A WORLD BOTH WIDE AND DEEP
By MICHAEL PERKINS
PHOTOGRAPHIC TECHNIQUES CAN BE THOUGHT OF as both active and passive. Some of the tools used to tell a visual story silently move narratives along without loudness or fuss, while others deliberately call attention as much to themselves as to the tales they tell. You can make pictures that betray very little of “how’d they do that?” or you can trumpet your tricks very loudly.
Or, of course, you can do both.
As a case study, consider one of 2018’s Oscar contenders, The Favourite, which tells a surreal tale of eighteenth-century castle intrigue with camera work that fairly screams to be noticed, mixing standard widescreen shots with ultra-wide and even fisheye compositions, shuffled together in jarring transitions, as if the director needs to remind us how twisted and nightmarish the story it by keeping us visually off-kilter for the entire length of the movie. Contrast this with most films that try to render their photographic tricks invisibly, in keeping with established Hollywood tradition. Is it a case of The Favorite’s director merely showing off his technical cleverness?

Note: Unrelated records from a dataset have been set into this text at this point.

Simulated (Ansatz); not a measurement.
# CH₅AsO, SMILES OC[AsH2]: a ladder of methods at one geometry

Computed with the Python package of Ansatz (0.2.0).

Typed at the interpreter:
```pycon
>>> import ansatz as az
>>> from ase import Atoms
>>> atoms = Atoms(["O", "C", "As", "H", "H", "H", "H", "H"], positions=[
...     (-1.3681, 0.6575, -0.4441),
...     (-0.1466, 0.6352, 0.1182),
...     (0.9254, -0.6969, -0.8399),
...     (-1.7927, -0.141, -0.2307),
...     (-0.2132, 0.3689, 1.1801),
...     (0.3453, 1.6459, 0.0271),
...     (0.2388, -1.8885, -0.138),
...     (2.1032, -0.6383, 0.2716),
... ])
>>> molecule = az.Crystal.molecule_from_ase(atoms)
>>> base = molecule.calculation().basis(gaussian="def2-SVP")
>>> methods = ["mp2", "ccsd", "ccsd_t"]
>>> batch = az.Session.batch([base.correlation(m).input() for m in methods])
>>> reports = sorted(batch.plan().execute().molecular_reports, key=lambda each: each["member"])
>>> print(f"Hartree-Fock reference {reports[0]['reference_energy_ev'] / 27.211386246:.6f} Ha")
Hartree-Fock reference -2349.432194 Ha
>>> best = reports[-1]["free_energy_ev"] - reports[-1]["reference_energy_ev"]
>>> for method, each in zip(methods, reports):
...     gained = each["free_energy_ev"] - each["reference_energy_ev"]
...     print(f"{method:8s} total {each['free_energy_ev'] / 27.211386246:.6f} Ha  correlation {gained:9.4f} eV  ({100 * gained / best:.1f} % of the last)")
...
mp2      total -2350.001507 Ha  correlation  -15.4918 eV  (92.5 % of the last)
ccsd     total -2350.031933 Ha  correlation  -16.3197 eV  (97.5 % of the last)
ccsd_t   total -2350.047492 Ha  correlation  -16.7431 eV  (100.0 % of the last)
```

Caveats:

Well, yes and no. Various lenses convey vastly different concepts of space, of the width and depth of rooms, of the relationships between man and nature. Using an extreme tool like, say, a fisheye, changes the rules of engagement for the viewer, even when applied to a conventional subject. The photographer is, in effect, saying “composition is what I say it is, not what you’ve been led to expect.” Of course, when you drastically distort how a scene or object is presented, you risk your picture being “about” the visual effect, eclipsing your message instead of amplifying it.
The characters in The Favourite are in a constant state of moral disequilibrium, with everyone jostling for position or advantage, so an unsettling shift between various lenses reflects their uncertainty, the unreality of their situation, actually enhancing the nightmare quality for the audience. Does your picture call for a technique that, in turn, calls attention to itself? Flamboyant or not, the answer must, occasionally be yes.
Just because you’re showing off doesn’t mean you’re wrong.